There is no need for some sort of mysticism as if it's magic, the configuration is rather simple one. Both are floating wooden crafts equipped with cannons and sailors, in conditions which favour square-rigging and high profile, I.E conditions of stable and predictable wind conditions, few roundships able to turn their broadsides and launch cannon attacks and defend from boarding has the advantage against similarly low number of galleys. However, because ships cannot sail sideways, they cannot shoot their broadside cannons if they have to give chase, but only bow cannons which were present in earlier sailships. Nor can square-rigged vessels manoeuvre with effectiveness to counter-act galley offensives. Galleys meanwhile can row to chase with low or no wind, or even against wind, especially through shallows, they present their bow guns with much greater agility in any direction, and focus them towards one ship or another. They can also much more easily shoot at waterline of roundships or close in to board when possible. A roundship is then a better defensive vessel in skirmishes, as well as a better cargoship and a more manpower efficient one, also able to enforce blockades, latter of which was a primary Portuguese goal in Yemen and Oman.

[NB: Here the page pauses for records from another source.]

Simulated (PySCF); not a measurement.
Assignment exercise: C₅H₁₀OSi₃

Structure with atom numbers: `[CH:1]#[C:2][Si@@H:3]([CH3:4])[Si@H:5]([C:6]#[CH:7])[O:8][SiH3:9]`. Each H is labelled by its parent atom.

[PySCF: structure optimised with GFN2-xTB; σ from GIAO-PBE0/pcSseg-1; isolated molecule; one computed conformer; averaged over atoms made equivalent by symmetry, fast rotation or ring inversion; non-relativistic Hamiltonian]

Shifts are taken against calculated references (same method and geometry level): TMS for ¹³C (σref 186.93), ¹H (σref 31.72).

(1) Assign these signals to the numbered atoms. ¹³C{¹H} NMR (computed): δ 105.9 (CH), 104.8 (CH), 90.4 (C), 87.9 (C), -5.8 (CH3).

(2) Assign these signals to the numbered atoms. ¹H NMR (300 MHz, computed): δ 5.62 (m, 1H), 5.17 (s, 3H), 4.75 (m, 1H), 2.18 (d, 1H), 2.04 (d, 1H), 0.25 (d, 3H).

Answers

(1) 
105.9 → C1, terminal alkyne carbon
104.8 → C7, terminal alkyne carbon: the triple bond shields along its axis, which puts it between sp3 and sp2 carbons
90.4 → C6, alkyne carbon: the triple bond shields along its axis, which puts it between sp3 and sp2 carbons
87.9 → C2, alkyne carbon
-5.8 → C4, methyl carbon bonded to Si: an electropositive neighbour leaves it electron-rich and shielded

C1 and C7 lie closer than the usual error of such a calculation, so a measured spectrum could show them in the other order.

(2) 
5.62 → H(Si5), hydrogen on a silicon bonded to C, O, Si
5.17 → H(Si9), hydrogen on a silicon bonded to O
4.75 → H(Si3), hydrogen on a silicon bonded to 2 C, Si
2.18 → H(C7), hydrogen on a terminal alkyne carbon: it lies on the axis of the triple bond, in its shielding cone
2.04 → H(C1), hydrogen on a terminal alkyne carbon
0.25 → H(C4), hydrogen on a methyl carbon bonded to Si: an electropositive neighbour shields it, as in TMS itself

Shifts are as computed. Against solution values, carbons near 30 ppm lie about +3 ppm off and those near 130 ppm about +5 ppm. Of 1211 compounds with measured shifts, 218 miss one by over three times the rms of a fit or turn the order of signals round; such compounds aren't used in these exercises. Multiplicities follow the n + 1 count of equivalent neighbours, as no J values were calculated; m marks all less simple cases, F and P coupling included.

It's true that Ottomans built roundships, even galleons, to deal with Portuguese in Indian sea. However this is because galleys aren't ocean-crossing vessels and sailships have much larger cargo. Ottomans were supplying men and armaments to various rulers in Southeast Asia, such as Aceh, across the ocean. So they had to deal with Portuguese patrols in Indian ocean, something that they cannot do with galleys. Aside from wikipedia battles, there also were back and forth privateer and corsair activity in Indian sea, some of which were conducted by smaller galley squadrons against Portuguese patrols, especially around Yemen and Aceh. Ottomans themselves started to adopt round sailships even in Mediterranean in second half of 17th century. So I am not here to argue some sort of constant superiority of galleys but circumstantial superiority during a specific period.

There is also other advantages of galleys, which are hard to represent in EU4 battles but nonetheless can be abstracted as a general superiority in closed seas. This is their roles as amphibious vessels, able to quickly beach or take off from shallows and coasts. For example a way galleys were used was by beaching them stern first to coasts and using them as coastal batteries. In EU4 galleys already have less hull strength and their advantage in closed-seas comes from a multiplier to their cannons, which is again a decent abstraction to represent their greater agility and offensive line formation engagements.

Of course later in timeline, starting from early 17th century, advancements in shipbuilding and metallurgy allowed sailships to further develop as ships of the line, which lead to galley formations becoming outclassed in firepower and boarding actions become unfeasible. This was already becoming a factor in Lepanto, where the large Galleasses and general firepower superiority of Holy League proved decisive in formations. EU4 represents galleys with lateen-rigged hybrid vessels like Xebecs or Archipelago frigates in later techs already so the galleys become obsolete anyway. I also said above that I think square-rigged sailships should become evenly matched in closed-seas against later "galleys", so a fleet of heavies should be able to defeat "galleys" if they would have an advantage otherwise after tech 21 or so.
Exactly Galleys are good when you are more limited by cannons than by manpower. They use a lot of manpower per cannon to make sure than cannon is utilized to it's greatest extent.
Galleons (and the like) are great when you have loads of cannons but not that much manpower (or in the case of the western powers abroad not that much manpower available locally).